Dublin, Ireland, July 13, 2005. "What we have is the Internet TV equivalent of half-time at the Super Bowl and millions of traditional TV viewers suddenly running water and using the phone," says Robert Winters, co-founder of Shenick Network Systems.
While it's hard to imagine what Shenick is selling, or even talking about, the problem they're trying to solve is real enough.
Don't believe me? Witness the following scenario:
SCENE: A ranch-style house in the north Dallas suburbs. In the living room, sprawled in the recliner, sits Lyle Jonesington. On the couch sit the Jonesington kids, Midge and Smidge. Buffy, Lyle's wife, is busily fixing dinner in the kitchen.
LYLE: Buffy, get in here. It's almost time for the Super Bowl half-time show. Bob Dylan, Willie Nelson, and George Harrison's ashes are going to do a Disney-themed montage of reggae superhits with Kelly Clarkson and AC/DC. The networks have finally put something out that the whole family can enjoy.
BUFFY: I'll be right there. Just about to add some water to this instant pot roast.
LYLE (Wincing): Mmmm… sounds great!
MIDGE: Golly, Dad! I'm so glad we have IPTV. Now that the network-based digital video recorder forces us to watch commercials again, I'm feeling inclined to buy some Super Bowl merchandise.
SMIDGE: I beat ya to it, Sis. Just ordered a dozen commemorative T-shirts using the credit card swiper attachment on my new cell phone. I love convergence!
LYLE: Okay, kids. Pipe down! The show's about to start.
BUFFY: (Turns the kitchen tap on then, after hearing groans and shrieks from the living room, she turns it off and looks around the corner): What happened?
SMIDGE: My phone… it's dead.
MIDGE: The TV's out!
LYLE: Aw, catfish! Something's gone horribly wrong here! But not to worry, I know just who to call.
LYLE: Robert Winters, co-founder of Shenick Network Systems, that's who. He knows just what to do when millions of traditional TV viewers suddenly start running water and using the phone. (Pauses, contemplatively.) Of course, I'm going to walk next store to use the neighbor's phone. That old codger still has a TDM landline, the poor fool.
MIDGE: What's TDM, Dad?
LYLE: Ancient technology, kid. Before your time.

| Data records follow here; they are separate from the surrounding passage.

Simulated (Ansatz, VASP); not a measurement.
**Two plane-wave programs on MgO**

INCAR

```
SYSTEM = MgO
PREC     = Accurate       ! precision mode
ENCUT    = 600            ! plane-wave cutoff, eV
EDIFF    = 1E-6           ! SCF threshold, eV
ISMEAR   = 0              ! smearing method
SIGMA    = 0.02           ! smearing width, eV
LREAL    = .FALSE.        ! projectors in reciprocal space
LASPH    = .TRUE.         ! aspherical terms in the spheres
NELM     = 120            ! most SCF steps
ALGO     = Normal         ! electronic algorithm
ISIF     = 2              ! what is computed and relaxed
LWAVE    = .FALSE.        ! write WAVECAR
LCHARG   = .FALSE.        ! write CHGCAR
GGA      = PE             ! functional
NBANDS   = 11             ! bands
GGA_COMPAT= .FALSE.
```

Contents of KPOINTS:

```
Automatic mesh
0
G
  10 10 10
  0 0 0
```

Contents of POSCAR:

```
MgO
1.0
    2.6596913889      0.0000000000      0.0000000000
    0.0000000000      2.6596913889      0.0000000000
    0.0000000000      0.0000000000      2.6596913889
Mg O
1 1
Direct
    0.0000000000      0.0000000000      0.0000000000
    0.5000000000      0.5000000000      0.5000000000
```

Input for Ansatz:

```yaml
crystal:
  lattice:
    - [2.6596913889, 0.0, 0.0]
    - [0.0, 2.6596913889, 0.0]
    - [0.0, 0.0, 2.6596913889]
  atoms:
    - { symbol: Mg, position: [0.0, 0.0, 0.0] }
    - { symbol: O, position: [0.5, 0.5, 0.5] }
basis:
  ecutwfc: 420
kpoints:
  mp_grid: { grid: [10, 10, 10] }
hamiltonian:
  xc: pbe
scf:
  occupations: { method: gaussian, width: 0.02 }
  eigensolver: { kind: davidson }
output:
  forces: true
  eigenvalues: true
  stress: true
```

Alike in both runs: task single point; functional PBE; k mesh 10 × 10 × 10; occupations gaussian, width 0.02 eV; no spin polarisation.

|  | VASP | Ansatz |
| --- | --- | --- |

BUFFY: Well, I hope you're not going to borrow the neighbor's phone without offering him some of my instant pot roast.
LYLE (Muttering under his breath as he walks to the door.): C'mon, there's no need to punish the geezer.
BUFFY: Excuse me?
LYLE: Nothing, dear. Okay, I'm off to call Mr. Winters. Don't flush the toilet until I return. It's half-time at the Super Bowl, for gosh sakes. You could bring the Hubble right down on our heads.